Exactly 22 weeks ago, one of my best friends on this planet and I sat down to record a podcast. We decided to call it The Margarita Confessionals, because we were covering the topics we always talked about over margaritas: dating, relationships, guys in general, and friendships. We were in her living room, sharing one microphone and praying that her dog wouldn’t see the mailman and start barking, thus ruining our audio. There were so many technical questions we didn’t have answers to, and we weren’t sure if anyone would even care about what we were about to record.
Since then we’ve invested hundreds of hours working on the 21 episodes of The Margarita Confessionals that have followed. This comes in the form of planning the shows, learning about how to improve our podcasting technique, promoting the show, and finding business partnerships that make sense for us. We’ve both had to shift energy away from other side projects.

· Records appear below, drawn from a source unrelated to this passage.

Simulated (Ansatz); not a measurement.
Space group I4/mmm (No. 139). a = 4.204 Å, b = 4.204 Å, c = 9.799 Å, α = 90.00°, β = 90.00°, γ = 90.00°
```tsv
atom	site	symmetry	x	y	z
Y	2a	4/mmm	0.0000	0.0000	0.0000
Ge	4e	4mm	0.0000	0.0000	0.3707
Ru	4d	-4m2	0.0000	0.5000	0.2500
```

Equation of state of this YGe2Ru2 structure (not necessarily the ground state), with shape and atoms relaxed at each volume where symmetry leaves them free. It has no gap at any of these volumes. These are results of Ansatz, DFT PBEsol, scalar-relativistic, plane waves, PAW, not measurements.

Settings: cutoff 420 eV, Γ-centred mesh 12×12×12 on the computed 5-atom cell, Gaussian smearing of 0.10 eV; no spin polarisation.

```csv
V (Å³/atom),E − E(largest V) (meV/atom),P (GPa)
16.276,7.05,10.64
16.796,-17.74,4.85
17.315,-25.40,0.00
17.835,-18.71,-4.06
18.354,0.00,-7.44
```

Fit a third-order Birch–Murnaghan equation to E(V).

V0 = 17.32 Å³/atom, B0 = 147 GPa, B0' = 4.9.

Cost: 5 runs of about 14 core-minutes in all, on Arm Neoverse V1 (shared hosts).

Despite all that, starting The Margarita Confessionals has been the best thing I’ve done lately, and I think my bestie/co-host/business partner Ali would say the same. I always look forward to recording it. It’s a creative outlet. It’s gotten me more involved in my community. Our listener base is growing. We get e-mails from awesome people from all over the place who tell us they enjoy what we’re doing. And ultimately it lets me hang out and spend time with my friend. There are very few pursuits in life that check so many of those boxes.
Our generation is full of people who want to be entrepreneurs. We want to chase our side hustles and find cool, new projects. That’s awesome. But picking those projects requires some thought. There are a lot of people who will tell you that you should focus on the venture that will make you the most money in the shortest amount of time. Zero in on that ROI, then go buy yourself a boat or something. Based on my podcast experience, I think exactly the opposite is true.
When you’re starting your own thing, whether it’s a boutique or a consulting business or anything in between, you’re putting in a lot of energy, brain power, and cash to get the project off the ground. If you don’t absolutely love what you’re doing, you’re going to stall out.
A few years back, a friend and I tried to get an online-based business going, but we realized we were both “meh” about the concept at its core. The first few weeks were fine because we had the excitement of this shiny, new project to focus on. Eventually though, planning meetings became a major chore and the whole thing quietly fizzled. It’s great to throw your energy behind a project that you know can make you money. You deserve to be paid for your efforts. But you should also pursue the thing that makes you feel fulfilled in some way. If you never earned a dollar in profit, would you still feel good about investing your energy into this project? Does it bring you joy?
So much of life is about what we have to do.
We have to find some way to support ourselves.
We have to pay taxes.
We have to respond to annoying “please advise” e-mails.
When you’re focusing on a side project, do it because you truly want to. This way, even if you don’t make a single dollar off of it, it’ll be a way to relax, learn something new, meet new people, and/or express yourself.